Educational framework for Probabilistic Matrix Factorization with JAGS in R. The original idea is taken from: Mnih, Andriy, and Ruslan Salakhutdinov. "Probabilistic matrix factorization." In Advances in neural information processing systems, pp. 1257-1264. 2007.. The current version contains several variations of the original models, several encapsulated wrappers for JAGS and few evaluation methods.

Content

models - various BUGS/JAGS models
wrappers - JAGS wrappers for PMF in R
params - scripts for parameters preparation
evaluation - evaluation methods
run.R - the main script that loads data, prepares parameters, run samplers and evaluates results
data - sample data (including a part of ml-100k movielens subset)
data_generator.R - a script that generates sample input data

Data and representation

Data contains N users, M items and dataSize ratings from range 1-5. Input (train & test) files should follow the format of movielens ml-100k.

However the input data is sparse, internally (in models) two representations can be used. Different models can work with one or the another representation:

dense train and test matrices with NAs for missing elements
sparse matrix ixs (with users in the first row and items in the second) along with two vectors userIxs = ixs[,1] and itemIxs = ixs[,2]. Number of rows is passed as a dataSize parameter.

Models

Users and items are represented by D latent factors (per each user and per each item) and stored in matrices u (N x D) and v (M x D). Ratings and latent representations are believed to be sampled with distributions parametrized with deviations s, su, sv. However models can differ in manifold ways.
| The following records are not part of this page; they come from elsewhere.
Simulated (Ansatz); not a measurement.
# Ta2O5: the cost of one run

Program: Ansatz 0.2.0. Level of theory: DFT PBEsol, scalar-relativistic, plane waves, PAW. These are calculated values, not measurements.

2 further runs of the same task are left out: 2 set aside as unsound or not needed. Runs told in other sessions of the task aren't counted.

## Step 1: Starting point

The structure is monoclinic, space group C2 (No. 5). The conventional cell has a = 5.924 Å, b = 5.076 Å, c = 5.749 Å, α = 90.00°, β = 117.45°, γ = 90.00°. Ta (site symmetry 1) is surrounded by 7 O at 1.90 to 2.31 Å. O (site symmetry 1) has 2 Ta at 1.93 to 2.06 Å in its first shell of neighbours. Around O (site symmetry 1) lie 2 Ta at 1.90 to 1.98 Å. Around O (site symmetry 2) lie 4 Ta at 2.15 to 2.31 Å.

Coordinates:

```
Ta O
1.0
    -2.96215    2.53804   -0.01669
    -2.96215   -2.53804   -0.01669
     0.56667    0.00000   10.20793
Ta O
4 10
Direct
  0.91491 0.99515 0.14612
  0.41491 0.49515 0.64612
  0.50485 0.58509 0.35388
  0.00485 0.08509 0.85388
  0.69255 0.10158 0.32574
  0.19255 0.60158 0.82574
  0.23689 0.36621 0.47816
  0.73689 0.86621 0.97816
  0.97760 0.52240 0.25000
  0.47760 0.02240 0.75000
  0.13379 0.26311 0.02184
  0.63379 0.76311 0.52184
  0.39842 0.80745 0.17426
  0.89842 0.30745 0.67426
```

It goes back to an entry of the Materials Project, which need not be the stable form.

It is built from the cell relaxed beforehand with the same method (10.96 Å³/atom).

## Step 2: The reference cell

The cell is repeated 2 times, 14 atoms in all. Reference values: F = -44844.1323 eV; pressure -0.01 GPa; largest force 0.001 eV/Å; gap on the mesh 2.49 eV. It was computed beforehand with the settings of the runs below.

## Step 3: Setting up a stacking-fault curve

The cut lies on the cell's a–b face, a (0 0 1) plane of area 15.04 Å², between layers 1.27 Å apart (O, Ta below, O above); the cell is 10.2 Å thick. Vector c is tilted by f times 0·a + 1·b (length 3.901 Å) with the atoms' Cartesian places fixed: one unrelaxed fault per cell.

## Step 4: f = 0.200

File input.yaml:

Few models work with the dense representation where missing ratings are represented with non-observed nodes (=NAs) and some with the sparse representation where missing ratings are not represented as nodes at all. Although it is not obvious both representations seems to be equivalent.

Some models apply squashing function g(x)=1/(1+exp(-x)) whereas others not. If g is applied a noise (measured with the standard deviation of ratings s) can be added either before or after squashing.

Furthermore, deviations s (ratings), su (users), sv (items) can be sampled from various distributions or passed as fixed parameters.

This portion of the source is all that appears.